571 billion USD was tied up as initial margin for exchange-traded derivatives alone on 31 March, at the world’s central counterparty clearinghouses. This put the year-on-year growth for that number at 29 percent, the regular coverage by Clarus Financial Technology shows.
Clarus Financial Technology is a system provider specialised in derivatives management. Since 2015, it publishes a report called CCPView, compiling data from 43 clearinghouses across the world, extracted from their quantitative disclosures to CPMI-IOSCO. Find the detailed blog post on the latest publication here, written by Clarus CEO Amir Khwaja.
Total initial margin amounted to $571 billion for exchange-traded derivatives (ETD), $269 billion for interest-rate swaps (IRS) and $66 billion for credit default swaps (CDS). All had increased over the past 3 and 12 months. One component in the initial-margin increase for ETDs was the growth by 142 percent in the IM specifically at ICE Europe F&O, letting it hold $154 billion – thereby surpassing OCC as player number 2 in the league table, after leader CME Base.
A long section of the blog posts is devoted to the messed-up Nickel market around 8 March, when prices rose by 78 percent in two days – three times more than ever before. The LME market not only stopped the trade, but also declared executed trades invalid.

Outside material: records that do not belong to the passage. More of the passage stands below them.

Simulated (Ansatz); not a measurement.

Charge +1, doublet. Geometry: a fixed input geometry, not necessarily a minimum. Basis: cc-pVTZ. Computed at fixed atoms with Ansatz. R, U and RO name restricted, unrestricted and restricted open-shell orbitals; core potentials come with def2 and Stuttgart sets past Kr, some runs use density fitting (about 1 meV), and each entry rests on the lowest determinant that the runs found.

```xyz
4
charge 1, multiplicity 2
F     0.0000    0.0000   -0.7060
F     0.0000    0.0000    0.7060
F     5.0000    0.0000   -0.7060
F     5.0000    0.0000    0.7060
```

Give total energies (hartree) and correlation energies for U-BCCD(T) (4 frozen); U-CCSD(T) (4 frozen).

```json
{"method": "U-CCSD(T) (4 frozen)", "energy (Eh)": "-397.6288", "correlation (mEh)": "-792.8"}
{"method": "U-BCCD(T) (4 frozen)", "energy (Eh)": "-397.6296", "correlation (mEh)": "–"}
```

“We don’t know the theoretical figure of [the] margin calls, but persumably it was higher than the $7 billion call the prior day. So two consecutive calls with a cummulative amount greater than $15 billion, would have been more than 3 times total default resources (prefunded and committed)! So while certainly a contentious decision and the subject of litigation, one can understand LME’s decision,” writes Amir Khwaja.